Universities, like any modern organization, use their trademarks to express their distinct identity, market themselves, and generate revenue from branded goods and services. Universities, of course, are a special sort of endeavor and in recognition of this special status, Parliament has enabled universities to take advantage of a uniquely Canadian category of trademarks called “Prohibited Marks”. In this article, we’ll explain how they’re easier to obtain, easier to enforce and easier to maintain than regular trademarks, and should therefore form part of every educational institution’s trademark portfolio.
Section 9 of the Canadian Trademarks Act prohibits people from adopting a mark which is likely to be mistaken for any badge, crest, emblem or mark of any university, Canadian military force, or public authority. Regular marks and Prohibited Marks share the same basic function – they prevent others from associating their goods and/or services with that same mark.

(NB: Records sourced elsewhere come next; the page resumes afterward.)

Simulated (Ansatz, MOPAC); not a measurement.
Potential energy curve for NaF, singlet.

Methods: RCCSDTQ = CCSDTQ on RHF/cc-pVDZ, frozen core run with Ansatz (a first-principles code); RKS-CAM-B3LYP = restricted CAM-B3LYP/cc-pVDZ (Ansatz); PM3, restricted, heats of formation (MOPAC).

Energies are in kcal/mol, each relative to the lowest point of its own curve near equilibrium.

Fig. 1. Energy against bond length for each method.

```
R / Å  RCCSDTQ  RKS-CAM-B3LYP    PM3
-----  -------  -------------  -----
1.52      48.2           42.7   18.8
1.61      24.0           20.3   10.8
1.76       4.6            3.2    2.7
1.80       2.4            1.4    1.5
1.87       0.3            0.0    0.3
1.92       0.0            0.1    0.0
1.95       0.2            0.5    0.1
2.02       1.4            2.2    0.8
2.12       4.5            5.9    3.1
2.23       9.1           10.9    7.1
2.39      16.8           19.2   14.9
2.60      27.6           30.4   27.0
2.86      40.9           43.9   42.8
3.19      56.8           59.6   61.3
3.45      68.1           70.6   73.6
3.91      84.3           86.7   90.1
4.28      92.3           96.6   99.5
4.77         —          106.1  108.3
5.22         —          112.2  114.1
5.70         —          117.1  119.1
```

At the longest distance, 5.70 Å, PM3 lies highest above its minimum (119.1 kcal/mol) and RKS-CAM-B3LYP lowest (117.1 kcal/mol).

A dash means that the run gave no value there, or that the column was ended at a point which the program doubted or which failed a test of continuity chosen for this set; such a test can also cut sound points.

Universities are automatically entitled to Prohibited Marks under Canadian law. Other educational institutions, such as colleges and institutes, may be entitled to a very similar sort of mark, called “Official Marks” if they can show that the government exercises a significant degree of control over their operations.
|What qualifies as a “significant degree of control” is a well-litigated point in Canada – stay tuned for another article exploring this point. Suffice it to say, it’s more likely than you may think.|
Prohibited Marks enjoy special advantages over regular trademarks.
First, they’re easier to obtain. Some of the normal restrictions on trademark registrations do not apply to Prohibited Marks. For instance, a Prohibited Mark can: clearly describe the university’s goods or services, consist of a name or surname, or identify the geographical location of the university (the Trademark Office would likely refuse a regular trademark that had these features). Also, the process of objecting to a new Prohibited Mark is more onerous than objecting to a regular trademark, which decreases the likelihood that a new Prohibited Mark will actually be challenged, except upon truly substantive grounds.
Second, they’re easier to enforce. Once a Prohibited Mark is effective, no one may register a new trademark if that new trademark resembles the Prohibited Mark. If a university has a regular trademark and a new, competing trademark is applied for, the university must prove that a consumer would be confused about the source of goods or services associated with the new trademark, which can be more difficult than proving mere resemblance. Also, Prohibited Marks prevent other people from beginning use of a similar mark with any goods or services (generally, regular trademarks block only goods and services that the owner provides).
Third, they’re easier to maintain. Prohibited Marks are not “registered”, and therefore do not need to be renewed and are not subject to cancellation for non-use.
These distinct advantages afforded by Prohibited Marks are such that, in commercial terms, obtaining and maintaining these marks is more cost-effective and certain than registering regular trademarks, with greater enforceability rights. Prohibited Marks can also be easier to license than regular trademarks: often you don’t need to provide for the same level of control over licensees (more on this topic later, in our upcoming article on licensing Prohibited and Official Marks).
All in all, every university should ensure that their brand protection strategy includes protection under section 9.
This article is the first in a series about trademarks focused on the Canadian post-secondary sector.